Count based on the first word

hanae · 05-17-2012, 09:50 AM

I want to count the number of occurrences of a word in a file, but the problem is that I have other parameters that are attached to each line.

I have tried this perl script:

Quote:

#!/usr/bin/perl -w

$DEBUG = 0;

while (<>) {
# loop over lines
chomp($_);
if ($DEBUG) { print "$_\n"; }
++$counts{$_};

}

# end of input, print %count
for $c (sort keys %counts) {
print "$c\t$counts{$c}\n";
}

This works when I have a list of words(a word in each line); but it doesn't work with my input file that is like this
word1 filename token_position

I want just to count the occurrences of words?

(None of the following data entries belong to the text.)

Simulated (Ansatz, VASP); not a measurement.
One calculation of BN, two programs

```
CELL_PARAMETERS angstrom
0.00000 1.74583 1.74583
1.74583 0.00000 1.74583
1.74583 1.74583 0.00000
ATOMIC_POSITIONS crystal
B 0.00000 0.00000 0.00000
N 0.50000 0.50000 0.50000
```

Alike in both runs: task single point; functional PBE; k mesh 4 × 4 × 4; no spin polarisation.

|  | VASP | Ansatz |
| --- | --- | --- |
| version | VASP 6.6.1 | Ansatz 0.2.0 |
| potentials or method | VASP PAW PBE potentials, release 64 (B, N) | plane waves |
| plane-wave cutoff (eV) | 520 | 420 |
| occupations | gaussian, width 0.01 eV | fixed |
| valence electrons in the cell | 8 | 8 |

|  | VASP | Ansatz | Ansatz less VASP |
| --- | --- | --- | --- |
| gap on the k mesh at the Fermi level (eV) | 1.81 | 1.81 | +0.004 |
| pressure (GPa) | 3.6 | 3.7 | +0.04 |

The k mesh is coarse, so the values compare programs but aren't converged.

How can I please modify the script?

Thank you

pan64 · 05-17-2012, 10:24 AM

so than you can do another loop on the words of a line

Code:

#!/usr/bin/perl -w

$DEBUG = 0;

# loop over lines
while (<>) {

# loop over words
   foreach $word (split) {
      chomp($word);
      if ($DEBUG) { print "$word\n"; }
      ++$counts{$word};
   }
}

...

hanae · 05-17-2012, 10:34 AM

unfortunately this script didn't work

Quote:

#!/usr/bin/perl -w

$DEBUG = 0;

# loop over lines
while (<>) {

# loop over words
foreach $word (split) {
chomp($word);
if ($DEBUG) { print "$word\n"; }
++$counts{$word};
}
}

# end of input, print %count

for $c (sort keys %counts) {

print "$c\t$counts{$c}\n";

}

I had the following outpu:

Quote:

0 1
1000 1
1003 1
1009 1
1012 1
1019 1
1021 1
1028 1
1037 1
1039 1

knowing that 1000... are the token number!
normally the output should be the following:

word filename token_number count_number

can you please help??

Thank you,

pan64 · 05-17-2012, 10:44 AM

I do not really understand. The output should be:
word1 count_number1
word2 count_number2
...
and nothing else. What kind of token and filename are you talking about. Do you have a test file to try this script?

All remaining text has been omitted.